By Staff Reporter
PRESIDENT Nicos Anastasiades sounded upbeat yesterday over the anticipated outcome of the second review of Cyprus’ financial assistance programme.
Speaking to reporters after the October 28 parade in Nicosia, Anastasiades said he expected the second review mission – which begins today and which will last for about two weeks – to be “equally important and positive” as the first assessment of three months ago.
Anastasiades refused to be drawn as to what the international lenders – collectively known as the troika – would focus on during this second review, advocating a wait-and-see approach.
But the balance sheet of Bank of Cyprus and the overall stability of the financial sector is likely to be the troika’s focal point.
Reports suggest the foreign inspectors will be looking at the long-term restructuring of the banking sector, with an emphasis on the island’s largest lender, Bank of Cyprus (BoC). The bank’s high ratio of bad or non-performing loans are a cause of particular concern, as is the outflow of deposits over the last months in spite of the capital controls.
Troika officials are therefore likely to avoid committing to a significant relaxation or outright lifting of restrictions on capital anytime soon, placing instead milestones for a gradual easing on the capital controls.
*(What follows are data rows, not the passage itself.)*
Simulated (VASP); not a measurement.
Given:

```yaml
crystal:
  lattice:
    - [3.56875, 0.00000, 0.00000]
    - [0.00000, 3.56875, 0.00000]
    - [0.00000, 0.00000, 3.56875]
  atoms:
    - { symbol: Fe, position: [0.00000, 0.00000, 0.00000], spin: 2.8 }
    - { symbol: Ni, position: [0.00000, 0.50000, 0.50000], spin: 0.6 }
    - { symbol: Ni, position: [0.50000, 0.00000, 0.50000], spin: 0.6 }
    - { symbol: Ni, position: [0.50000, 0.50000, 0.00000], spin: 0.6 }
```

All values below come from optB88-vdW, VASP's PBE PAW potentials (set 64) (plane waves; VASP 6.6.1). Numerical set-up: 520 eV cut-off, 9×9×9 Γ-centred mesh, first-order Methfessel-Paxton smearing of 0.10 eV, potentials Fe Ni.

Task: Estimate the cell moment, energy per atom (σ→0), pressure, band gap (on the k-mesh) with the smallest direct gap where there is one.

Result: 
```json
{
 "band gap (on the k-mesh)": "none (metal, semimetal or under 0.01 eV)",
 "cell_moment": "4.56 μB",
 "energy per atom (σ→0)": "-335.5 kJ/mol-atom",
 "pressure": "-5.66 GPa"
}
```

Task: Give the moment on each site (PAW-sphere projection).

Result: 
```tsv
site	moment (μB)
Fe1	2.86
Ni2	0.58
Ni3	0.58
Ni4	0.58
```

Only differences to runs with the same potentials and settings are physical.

Citing senior EU sources, Kathimerini reports that despite this the international creditors are not worried about BoC’s core capital, which they describe as “robust.” The same sources ruled out the chance of a new ‘haircut’ or seizure of deposits to recapitalise the bank.
Talks with the government and stakeholders are also expected to revolve around the idea of splitting BoC into a good bank/bad bank.
Progress in privatising certain semi-state enterprises – the target being to raise some €1.4bn – has been slow to non-existent, and the international lenders are certain to address this point as well. Another hot topic will be the plans to set up a national health scheme as a means of saving the state money.
The state of public finances is not at the top of the list of the troika’s worries. Overall, GDP projections for the period 2013-2014 are unaltered. The international lenders reportedly believe that the rate of economic recession this year will be lower than initially forecast; however, this would be offset by a slightly greater-than-anticipated slump during 2014.
The technocrats believe the full impact of the recession will become apparent next year. Although consumption has taken a hit, it has not fallen off a cliff for the time being. The troika attributes this to people drawing from their savings to meet consumption demands. As savings are gradually used up, consumption is expected to drop more dramatically next year.
Depending on the outcome of the troika’s second review, the island will become eligible for the next tranche of bailout cash.
The lenders’ first report had identified a number of risks to the full implementation of the rescue programme, such as the continued low confidence in the banks and risks of lower than expected revenue from privatisations.